The 5 takeaway messages on BGP

1. Operation regulated by agreements (i.e. money)
2. Routing is based on policies
3. Outbound traffic is under your control: you decide which prefixes to accept
   Inbound traffic is dependent on what your peers do with your advertisements
4. Based on Autonomous Systems, used to create AS paths

BGP Attributes

In order of path selection importance:

• LOCAL_PREF
• AS_PATH (length)
• ORIGIN (historical, always 0)
• MULTI_EXT_DISC (multi-exit discriminator)

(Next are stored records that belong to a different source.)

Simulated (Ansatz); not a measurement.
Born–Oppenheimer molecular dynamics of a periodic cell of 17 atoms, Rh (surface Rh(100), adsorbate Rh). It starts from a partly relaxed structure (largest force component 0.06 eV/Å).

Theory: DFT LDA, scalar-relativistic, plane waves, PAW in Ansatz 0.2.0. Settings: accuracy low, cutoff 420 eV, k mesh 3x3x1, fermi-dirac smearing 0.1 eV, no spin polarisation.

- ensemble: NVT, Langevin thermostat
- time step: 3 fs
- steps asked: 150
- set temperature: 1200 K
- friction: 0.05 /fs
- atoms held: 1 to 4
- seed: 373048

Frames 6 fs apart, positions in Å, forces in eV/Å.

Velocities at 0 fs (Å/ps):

Not used for path selection:

• NEXT_HOP
  • Needs to be reachable directly, or via IGP, otherwise it will not be used
  • Used by e.g. route servers in Internet Exchange Points (IXP)

Route Selection Criteria

• (Drop if own AS in AS_PATH)
• (Weight; Cisco specific)
• Highest Local Preference
• Shortest AS Path
• (Lowest Origin; hardly used; historic)
• Lowest MED (to the same neighbor)
• Prefer eBGP over iBGP

Tiebreakers:

• Lowest IGP cost to BGP egress (next hop)
• "Oldest" (longest established) received path
• Lowest router ID
• Lowest neighbour IP

BGP Protocol

State Machine

Description of the above

The Messages

BGP > TCP > IP

Types:

• OPEN: After the TCP session is established, both neighbours send Open messages. Each neighbour uses this message to identify itself and to specify its BGP operational parameters.
• UPDATE: advertises feasible routes, withdrawn routes, or both. – An UPDATE message can act as a KEEPALIVE to reduce unnecessary traffic.
• NOTIFICATION: sent whenever an error is detected and always causes the BGP connection to close.
• KEEPALIVE: exchanged every one-third of the Hold Timer agreed upon between the two BGP routers.
• ROUTE-REFRESH: a request for the peer to re-send all or some of its routes – A ROUTE-REFRESH helps with a soft reset

BGP OPEN

Capability codes:

• (1) Multiprotocol Extensions for BGP-4
• (2) Route Refresh Capability for BGP-4
• (7) BGPsec Capability
• (65) Support for 4-octet AS number capability

BGP UPDATE

BGP NOTIFICATION

BGP REFRESH

Table of prefixes per peer
Incoming routes are filtered on the current policy
If policy changes due to new agreements:

1. Clean routing table, and reset the whole connection (hard reset), creates downtime
2. Instead, do a soft reset. Leave current table intact and ask the neighbour to resend their prefixed, thereby running them through the new policy
   

• Route refresh is a better solution than the soft-reconfiguration solution, which kept all received updates unmodified in memory (Adj-RIB-In).
• This message can be used to ask a BGP peer to resend all routes of a particular address family (say, IPv4 or IPv6).
• If using the Route Refresh, a router does not need to store a separate unmodified copy of all routes from a BGP peer. Whenever it needs to reapply a new inbound policy, it simply sends the peer a Route Refresh message, and the peer will automatically resend all routes of a particular address family.
• Beware: route refresh and soft reset used at times interchangeably.

Traffic Engineering

Outbound

Outbound TE works by manipulating incoming routes

• Change local preference
• Extend inbound AS paths (i.e. 1, 2, 3 -> 1, 1, 1, 2, 3)
• Manipulate the metric (MED), e.g. by using inbound communities

Relatively simple, as it is done through your own policies, you are in control

Examples:

(Prefer customer, so that routes advertised by both go directly to the actual destination, i.e. the customer)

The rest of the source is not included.